What do Trump’s books tell us about his mind?

The President has published 17 books. Big win! Giles Smith ploughed through 5,000 pages of anecdotes, grievances, business “wisdom” and “truthful hyperbole” to try to uncover what drives him.

By Giles Smith

However else history comes to judge the 45th president of the United States of America, he will go down as a writer of prodigious, virtually Dickensian industry. Ronald Reagan had his 1965 autobiography, Where’s the Rest of Me?. Barack Obama had his early-years memoir and his volume of political thought. But no other president can claim to have entered the White House with a backlist as hefty as the present incumbent’s. Seventeen books bear the Donald J Trump name and (always) the Donald J Trump mugshot in a variety of highly colourised grins and gurns. Stacked on a desk, Trump’s literary output (appropriately enough) towers. Even at 562 pages, Hillary Rodham Clinton’s Living History withers to a speck in its shadow. Big win!

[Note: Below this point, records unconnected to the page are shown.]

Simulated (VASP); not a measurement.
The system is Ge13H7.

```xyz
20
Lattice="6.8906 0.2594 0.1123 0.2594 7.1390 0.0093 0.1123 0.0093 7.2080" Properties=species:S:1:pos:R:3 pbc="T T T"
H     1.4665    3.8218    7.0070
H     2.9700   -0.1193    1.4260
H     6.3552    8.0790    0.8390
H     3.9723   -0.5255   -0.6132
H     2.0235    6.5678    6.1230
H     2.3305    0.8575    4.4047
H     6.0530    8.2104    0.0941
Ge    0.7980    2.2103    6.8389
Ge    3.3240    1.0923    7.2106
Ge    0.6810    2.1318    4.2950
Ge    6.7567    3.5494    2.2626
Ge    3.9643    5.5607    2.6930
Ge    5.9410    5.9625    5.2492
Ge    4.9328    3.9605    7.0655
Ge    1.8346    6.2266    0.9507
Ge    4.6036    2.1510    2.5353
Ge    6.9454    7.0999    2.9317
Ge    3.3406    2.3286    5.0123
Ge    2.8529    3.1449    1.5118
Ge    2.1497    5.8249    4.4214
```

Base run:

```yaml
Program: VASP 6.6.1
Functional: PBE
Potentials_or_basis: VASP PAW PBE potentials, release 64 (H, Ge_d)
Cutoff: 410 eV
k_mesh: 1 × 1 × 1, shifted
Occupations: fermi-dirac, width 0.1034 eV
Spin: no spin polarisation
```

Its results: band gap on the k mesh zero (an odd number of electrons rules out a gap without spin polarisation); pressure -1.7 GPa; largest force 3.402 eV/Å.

Of course, questions remain about how many of these 17 books Trump has, in any literal sense, written. Each of them is ghosted, a collaborative relationship in which the exact division of labour remains mysterious. Certainly most of us think of Trump these days as temperamentally more inclined to irascible tweets than to protracted meditations in prose. Nor has he ever announced himself to be a particularly voracious reader. It may be that an old joke about David Beckham applies still more firmly to Trump: that he is in the unusual position of having written more books than he has read. So, his literary career is perhaps best considered as forming a parallel with his best work in hotels and golf courses – a licensing and branding exercise in which someone else stumps up the money, further people do the spadework, and Trump gets to pin his name to the project in big gold letters at the end.